Accurate erosive wear testing

June 1, 2016 JESPER AXELSEN

FLSmidth’s erosive wear test procedure helps vertical roller mill operators to reduce maintenance costs and increase equipment lifetime.

Erosive testing of vertical roller mills (VRMs) is an important area in cement production. Together with traditional testing procedures, it can provide vital insight into the expected lifetime of mill equipment and help operating staff prepare effective maintenance plans.

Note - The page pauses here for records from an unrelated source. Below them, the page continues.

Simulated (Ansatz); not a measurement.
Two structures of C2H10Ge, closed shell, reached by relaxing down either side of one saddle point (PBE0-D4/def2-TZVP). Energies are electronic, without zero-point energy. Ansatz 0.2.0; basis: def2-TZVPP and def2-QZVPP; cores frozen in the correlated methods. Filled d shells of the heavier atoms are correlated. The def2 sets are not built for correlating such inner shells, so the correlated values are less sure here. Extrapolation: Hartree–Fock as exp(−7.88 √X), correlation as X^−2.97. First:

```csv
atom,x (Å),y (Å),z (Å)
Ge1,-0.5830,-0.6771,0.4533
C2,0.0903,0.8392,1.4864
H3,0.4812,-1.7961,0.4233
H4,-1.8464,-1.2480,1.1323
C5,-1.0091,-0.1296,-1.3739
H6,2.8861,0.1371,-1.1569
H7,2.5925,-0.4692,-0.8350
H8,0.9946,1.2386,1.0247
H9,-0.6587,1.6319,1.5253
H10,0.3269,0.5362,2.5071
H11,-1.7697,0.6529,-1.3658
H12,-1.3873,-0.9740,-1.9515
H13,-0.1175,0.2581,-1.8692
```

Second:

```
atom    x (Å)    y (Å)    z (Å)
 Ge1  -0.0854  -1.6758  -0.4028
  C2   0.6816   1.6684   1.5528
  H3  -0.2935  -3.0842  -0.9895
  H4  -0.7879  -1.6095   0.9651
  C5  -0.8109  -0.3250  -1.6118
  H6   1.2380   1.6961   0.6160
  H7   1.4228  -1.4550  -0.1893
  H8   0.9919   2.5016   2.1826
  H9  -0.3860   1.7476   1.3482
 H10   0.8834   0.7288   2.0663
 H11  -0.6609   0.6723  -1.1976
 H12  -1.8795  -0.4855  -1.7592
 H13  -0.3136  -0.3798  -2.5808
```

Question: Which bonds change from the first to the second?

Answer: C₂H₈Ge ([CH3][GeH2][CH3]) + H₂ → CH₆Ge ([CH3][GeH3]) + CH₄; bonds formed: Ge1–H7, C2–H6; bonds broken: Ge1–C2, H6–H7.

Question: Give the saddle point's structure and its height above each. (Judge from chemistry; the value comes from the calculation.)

FLSmidth has developed a new erosive test rig to help accurately predict the effects of erosive wear in VRMs. The laboratory-based testing equipment has been proven to accurately test separator return feed from the laboratory VRM. Reflecting FLSmidth’s collaborative approach to meeting market challenges, the test rig is the result of strong teamwork between various departments at FLSmidth, including R&D, Customer Services and the technical department. The test rig has been fully implemented at the Dania R&D centre and is used in designing industrial VRMs, in research projects and for the benefit of cement producers.

Lucas Jensen, Research Engineer at FLSmidth, has been involved in developing the testing rig from the outset. He explains the reason for FLSmidth’s research and development focus on the procedure:

“We felt there was a real need to develop a simple, accurate way of conducting erosive wear testing, because the methods used in the industry to date often produce misleading results. So we have developed a testing system that will enable us to provide better performance guarantees to customers to a greater degree of accuracy.” - Lucas Jensen, Research Engineer at FLSmidth

Abrasive testing insufficient
The problems associated with abrasive wear are well known and abrasion testing is widespread. Abrasion is often the most damaging mechanism occurring in VRMs, contributing to the loss of wear part material on table and roller segments. In contrast to abrasion’s high-pressure wear mechanism, erosion is a low-pressure airborne mechanism occurring primarily on the mill housing and separator.

While the effects of erosive wear can be just as brutally damaging, predicting them is difficult because of the many different determining factors, including the wear part material as well as the abrasive hardness, particle-size distribution, speed, angle of attack and mineralogy.

Abrasive testing is often conducted with a laboratory-scale VRM. Many have adopted the common practise of predicting the effects of erosive wear solely based on results of abrasive testing. This, however, does not provide sufficient insight into erosive wear and can lead to highly inaccurate predictions in an operational environment. FLSmidth’s VRM laboratory mill, for example, shows no signs of erosive wear after many years of operation, whereas in reality, erosive wear will almost certainly occur in a full-size VRM in normal operating conditions.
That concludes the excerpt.